May 6th, 2019
I feel like I’ve been a million people lately.
It’s like my brain has been scattered across the multiverse, and the only thing connecting it to itself is a current of anxious electricity.
I read an piece recently about the concept of excellence. The writer argued that since most of our lives are spent in the mundane, something unexpected happens to us when we’re in the presence of excellence. We react in a heightened way; we feel a wide spectrum of feelings, from inspiration to outright jealousy. Our lives are changed forever when we come in contact with the extraordinary, and it’s because of the ordinary way we live most of our lives.
Something about this really bothered me.
It was this, and I realized it by seeing my world from so many points of view: excellence is a perspective.
You could meet a woman who, on paper, has lived a very ordinary life. And the way she could tell it could be your absolute favorite story.
Conversely, you could meet a man who, by all accounts, lived an spectacular life, filled with adventure and travel, and yet the way he told it could inspire nothing more than pity.

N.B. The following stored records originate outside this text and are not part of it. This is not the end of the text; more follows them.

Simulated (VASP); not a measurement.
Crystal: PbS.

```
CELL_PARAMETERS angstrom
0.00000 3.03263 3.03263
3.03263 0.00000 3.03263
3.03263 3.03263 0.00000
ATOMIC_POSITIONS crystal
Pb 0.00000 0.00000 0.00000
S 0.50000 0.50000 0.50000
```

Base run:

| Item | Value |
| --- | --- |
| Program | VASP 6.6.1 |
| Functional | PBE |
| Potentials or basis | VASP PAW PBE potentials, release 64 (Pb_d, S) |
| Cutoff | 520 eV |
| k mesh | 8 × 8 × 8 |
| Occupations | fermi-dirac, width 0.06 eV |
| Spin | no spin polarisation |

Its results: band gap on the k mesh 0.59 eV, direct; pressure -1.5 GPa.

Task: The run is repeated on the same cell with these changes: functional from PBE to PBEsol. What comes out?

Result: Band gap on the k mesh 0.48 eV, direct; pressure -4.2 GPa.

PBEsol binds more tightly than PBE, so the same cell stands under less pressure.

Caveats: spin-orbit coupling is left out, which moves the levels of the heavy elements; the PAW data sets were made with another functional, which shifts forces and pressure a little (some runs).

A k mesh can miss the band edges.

If you say things like, “Well, when you work somewhere so long, you’re bound to get sick of it,” or, “When people are in relationships forever, they get boring and it’s not like it was at the beginning,” you are only describing your own personal outlook on life, not any law or rule.
There are people who have had jobs for decades who, despite maybe not even loving the work itself, loved waking up every day with that sense of purpose and made it more than what it was. And there are couples who have been together for over fifty years who show no signs of lost love or stagnant feelings, and (with a little work) these are all choices that people choose to make.
Greatness is great to be in the presence of. But deciding what is great is the greatest power. You decide that your work is important. You decide that the people in your life are important. You decide who and what you love, and even if you don’t sometimes, you decide what you do about it.
So be excellent, and not in spite of the mundane; make the mundane excellent because it will change your life.